The U.S. and the persecution of Azerbaijan’s bloggers

Emin Milli being escorted into court.

Emin Milli being escorted into court.

Two Azerbaijani political activists and bloggers were sentenced today to prison terms of two and two and a half years, respectively, in obviously trumped up charges of assault. The alleged victim of the beating by these dorky bloggers testified in court that he knew the martial art Wushu and admitted that in his official statement on the incident: “I wrote what policeman told me to write.”

Azerbaijan has a pretty atrocious record on human rights, and I experienced firsthand their thuggish and hamhanded treatment of anyone who opposes them. The more likely cause of the bloggers’ arrest? According to the New York Times, it was:

a video in which a donkey holds a news conference before a circle of gravely nodding journalists. Dressed in a voluminous gray costume, Adnan Hajizada rhapsodizes over the lush life awaiting donkeys in Azerbaijan. To his audience — cosmopolitan young Azeris following his commentaries on blogs and Facebook — the video was a sly send-up of the government, which had been accused in the local news media of paying exorbitant prices to import donkeys.
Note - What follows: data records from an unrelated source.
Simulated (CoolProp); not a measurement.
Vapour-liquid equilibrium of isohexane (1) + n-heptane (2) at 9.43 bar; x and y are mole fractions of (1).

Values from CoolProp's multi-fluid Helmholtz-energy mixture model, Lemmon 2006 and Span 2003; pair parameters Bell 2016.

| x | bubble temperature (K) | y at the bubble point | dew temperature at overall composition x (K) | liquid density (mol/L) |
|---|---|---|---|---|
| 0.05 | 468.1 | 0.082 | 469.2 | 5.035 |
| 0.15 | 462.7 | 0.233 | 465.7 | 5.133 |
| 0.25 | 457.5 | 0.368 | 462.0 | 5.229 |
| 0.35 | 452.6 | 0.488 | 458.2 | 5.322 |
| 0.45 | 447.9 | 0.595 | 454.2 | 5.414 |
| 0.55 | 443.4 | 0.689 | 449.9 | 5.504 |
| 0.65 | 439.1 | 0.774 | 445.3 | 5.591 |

The U.S. has protested the arrest of the two men, Adnan Hajizada, 26, and Emin Milli, 30. In an August visit to Azerbaijan, one of the top U.S. diplomats in the region, Matthew Bryza (who is rumored to be the next ambassador to Azerbaijan), said “it is essential that these cases [of the jailed bloggers] be resolved according to due process” and that the state respects the fundamental rights of Azerbaijanis and “the advance of media freedom.” A US embassy spokeswoman “expressed concern about the verdicts and said the State Department would issue a formal statement later in the day.

But countries like Azerbaijan know that statements like that are part of the game that diplomats play. Actions speak louder than words, and inaction can speak just as loud.

In October 2003, Azerbaijan had a presidential election. Human Rights Watch described “an election campaign that from the beginning was heavily manipulated by the government to favor Prime Minister Ilham Aliev, son of President Heidar Aliev. The government ensured that election commissions would be stacked to favor Aliev, and banned nongovernmental organizations (NGOs) from monitoring the vote. As the election drew nearer, government officials openly sided with Ilham Aliev, obstructed opposition rallies, and sought to limit participation in them. Police have beaten and arbitrarily detained hundreds of opposition activists, including a seventy-three-year-old woman.”

Did this bother the U.S.? Not especially. According to Mark MacKinnon, a reporter for the Globe and Mail, in his book The New Cold War:

In a message to the Azeri government ahead of the elections, President Bush noted President Ilham Aliyev’s “commitment to a free and fair election” and concluded “I look forward to working with you after these elections.”

The opposition, since then, has more or less given up and in the next presidential elections, in 2008, all of the major opposition parties boycotted. This was deemed “progress” and “an improvement” by the State Department.

By contrast, in neighboring Georgia, less than a month after Azerbaijan’s 2003 elections, the U.S. got heavily involved in supporting the opposition, led by Mikhail Saakashvili, that eventually prevailed in the Rose Revolution. What was the difference? You get one guess.

Yes, you’re right: Azerbaijan has since the collapse of the Soviet Union been a fairly reliable ally of the U.S., while Georgia’s president at the time, Edvard Shevardnadze, was showing signs of being wobbly against the Russians, and Saakashvili is pretty much unrivaled among world leaders in his devotion to Washington.

According to Freedom House, since 2003 Azerbaijan has backslid on human rights, from “partly free” to “not free.” Yet Bryza says they are making progress: “Ilham Aliyev, we believe, is working to modernize the political system of Azerbaijan, to create democracy in the context of Azerbaijan’s culture and traditions — which the president said is necessary, because democracy looks different in every country. That said, they haven’t gone far enough. And we will continue to press President Aliyev — and his opposition as well — to behave constructively, to build and strengthen democratic institutions as we pursue our full range of interests.”

According to another activist who was in court for today’s proceedings, after he was sentenced Hajizada “questioned how alleged witnesses will look into the eyes of their families- we will be done with our sentences but I wonder how they are going to live a life built on lies.” People who claim the Azerbaijan government is improving might think about that, too.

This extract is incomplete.